Easing financial worries through estate planning
A will or trust can be much more than just a means to leave wealth to younger generations
The prevailing view of estate planning is that it is a tool used by wealthy individuals and families to minimize estate taxes. It is true that certain trusts, estate reduction methods, and other legal options exist for those who are seeking to maximize the dollar amount they can leave to heirs and beneficiaries. However, estate planning is not just a means to provide more – it is also a means to ensure that what is provided goes towards the wellbeing of beneficiaries, not just the wellbeing of a bank account.
That is why estate planning is important for all families, not just those above the federal estate tax exemption of $5 million. Using money well is more important in many cases than having a lot of it – wealth can be squandered, after all. Some of the richest Americans have decided not to leave their fortunes to younger generations because of the fear of what too much money can do to the young. Texas oil baron T. Boone Pickens has long held that inherited wealth can do more harm than good, and Warren Buffet believes children should have enough wealth to do what they want, but not enough wealth that they can do nothing.
For an 18 year-old, wealth can be relative. In some cases $50,000 can cause as many problems as millions in the bank.

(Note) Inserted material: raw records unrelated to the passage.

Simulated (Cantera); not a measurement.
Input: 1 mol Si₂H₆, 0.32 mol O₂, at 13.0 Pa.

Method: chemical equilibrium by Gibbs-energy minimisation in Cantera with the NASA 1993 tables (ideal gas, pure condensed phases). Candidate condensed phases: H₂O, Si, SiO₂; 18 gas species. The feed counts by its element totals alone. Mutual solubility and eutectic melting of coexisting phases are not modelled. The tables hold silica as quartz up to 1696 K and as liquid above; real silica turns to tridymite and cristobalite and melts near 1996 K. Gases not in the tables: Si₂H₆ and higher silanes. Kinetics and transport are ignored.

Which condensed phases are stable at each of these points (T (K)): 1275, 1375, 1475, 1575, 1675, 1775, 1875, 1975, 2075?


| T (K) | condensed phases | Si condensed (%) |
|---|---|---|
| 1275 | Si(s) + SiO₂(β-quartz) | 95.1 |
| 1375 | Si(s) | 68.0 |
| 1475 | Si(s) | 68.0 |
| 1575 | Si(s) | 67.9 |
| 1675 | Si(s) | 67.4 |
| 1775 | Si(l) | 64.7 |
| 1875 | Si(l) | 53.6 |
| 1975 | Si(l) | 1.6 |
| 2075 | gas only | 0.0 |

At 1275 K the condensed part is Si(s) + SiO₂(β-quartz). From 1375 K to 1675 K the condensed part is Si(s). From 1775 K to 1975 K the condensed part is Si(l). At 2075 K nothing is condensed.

That is why a trust can dictate how money left to heirs can be spent. A trust may require a beneficiary to further an education to obtain funds, for example, or only be used to purchase a home. Under state law, a child can inherit money when they turn 18, which most people agree can be a difficult time to manage money responsibly. A trust, on the other hand, can allow a beneficiary to inherit wealth when they turn 25, or even 35.
While money is important, when people consider what to leave younger generations, more often than not they want to pass down values, personal experiences and contributions to society. An estate plan can take into account the values learned over a lifetime of hard work and savings and reflect those values in how an estate is distributed.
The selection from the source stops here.